"If anyone will not acknowledge the force of reason, he must needs have recourse to authority. Michael Maier (Herm. Mus. II. 223)” --Whitall N. Perry, Huston Smith, Marco Pallis, The Spiritual Ascent: A Compendium of the World's Wisdom, 2008

So, is Maier saying such a person must have access to authority for justice or referred to authorities for correction? Also, is the authority referred to academic or legal?


  • As far as I can tell, the problem is from eons ago and it remains unsolved. It's an exasperating side to childhood that persists through adulthood and well into dotage ...
    – Hudjefa
    Commented Aug 19, 2023 at 4:47

1 Answer 1


Michael Maier b 1568, would likely be talking in the context of religious ideas, which must rely on authorities rather than reason.

Authority just means being respected as someone with a position of power and knowing within some context. Etymology is from "book or quotation that settles an argument, passage from Scripture", same root as 'author', one who writes.

I don't understand why you would relate the passage to justice or correction. It is clearly about sources of knowledge.

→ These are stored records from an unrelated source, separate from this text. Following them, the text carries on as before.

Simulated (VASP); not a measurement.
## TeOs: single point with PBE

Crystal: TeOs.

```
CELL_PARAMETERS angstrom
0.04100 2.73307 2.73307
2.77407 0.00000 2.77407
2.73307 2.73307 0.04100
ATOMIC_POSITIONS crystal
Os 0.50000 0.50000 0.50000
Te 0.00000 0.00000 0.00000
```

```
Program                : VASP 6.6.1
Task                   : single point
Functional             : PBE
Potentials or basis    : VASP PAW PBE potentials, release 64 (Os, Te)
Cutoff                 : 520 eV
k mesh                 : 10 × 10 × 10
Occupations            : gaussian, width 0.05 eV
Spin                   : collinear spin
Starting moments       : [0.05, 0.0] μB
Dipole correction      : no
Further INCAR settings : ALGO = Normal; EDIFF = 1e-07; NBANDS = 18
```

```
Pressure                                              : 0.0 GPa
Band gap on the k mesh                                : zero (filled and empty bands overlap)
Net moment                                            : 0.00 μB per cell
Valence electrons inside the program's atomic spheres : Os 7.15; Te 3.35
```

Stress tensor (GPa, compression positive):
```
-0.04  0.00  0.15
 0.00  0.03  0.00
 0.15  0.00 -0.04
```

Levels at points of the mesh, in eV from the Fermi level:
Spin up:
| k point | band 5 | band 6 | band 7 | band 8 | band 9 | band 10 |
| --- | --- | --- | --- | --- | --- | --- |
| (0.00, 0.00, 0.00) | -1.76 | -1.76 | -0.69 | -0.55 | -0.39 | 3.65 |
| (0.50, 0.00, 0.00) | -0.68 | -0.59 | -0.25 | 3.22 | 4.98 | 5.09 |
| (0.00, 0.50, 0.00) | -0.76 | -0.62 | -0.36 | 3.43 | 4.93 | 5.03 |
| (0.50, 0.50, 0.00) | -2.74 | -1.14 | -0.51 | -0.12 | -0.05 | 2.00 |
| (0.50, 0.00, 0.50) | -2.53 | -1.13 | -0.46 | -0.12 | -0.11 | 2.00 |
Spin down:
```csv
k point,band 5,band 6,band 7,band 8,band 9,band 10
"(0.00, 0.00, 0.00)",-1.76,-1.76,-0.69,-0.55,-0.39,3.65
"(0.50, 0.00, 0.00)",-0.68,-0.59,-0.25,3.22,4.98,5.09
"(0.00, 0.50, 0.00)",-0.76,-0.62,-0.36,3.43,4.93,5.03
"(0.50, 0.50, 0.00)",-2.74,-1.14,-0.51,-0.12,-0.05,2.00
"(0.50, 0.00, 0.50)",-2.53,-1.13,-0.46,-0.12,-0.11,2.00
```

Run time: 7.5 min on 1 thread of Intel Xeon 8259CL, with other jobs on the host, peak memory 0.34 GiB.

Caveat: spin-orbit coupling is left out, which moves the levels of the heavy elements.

  • Other cultures give equal (or at least more balanced) weight to the foundations of epistemology. See pramana where different authors count these differently. But 3 are almost always counted: (a) direct perception (b) indirect viz inference or logic (c) authority, often called testimony of the sages/Vedas etc
    – Rushi
    Commented Jul 20, 2023 at 4:18
  • @CriglCragl Are you saying or would it would be fair to interpet MM as meaning that regarding an issue that one believes defies "reason" that one "must" refer to religious/spiritual/paradoxical knowledge authorities? Commented Jul 20, 2023 at 15:41
  • The quote is clearly critical of people who "will not acknowledge the force of reason." Maier is criticizing those who appeal to authority, and conversely praising those who appeal to reason.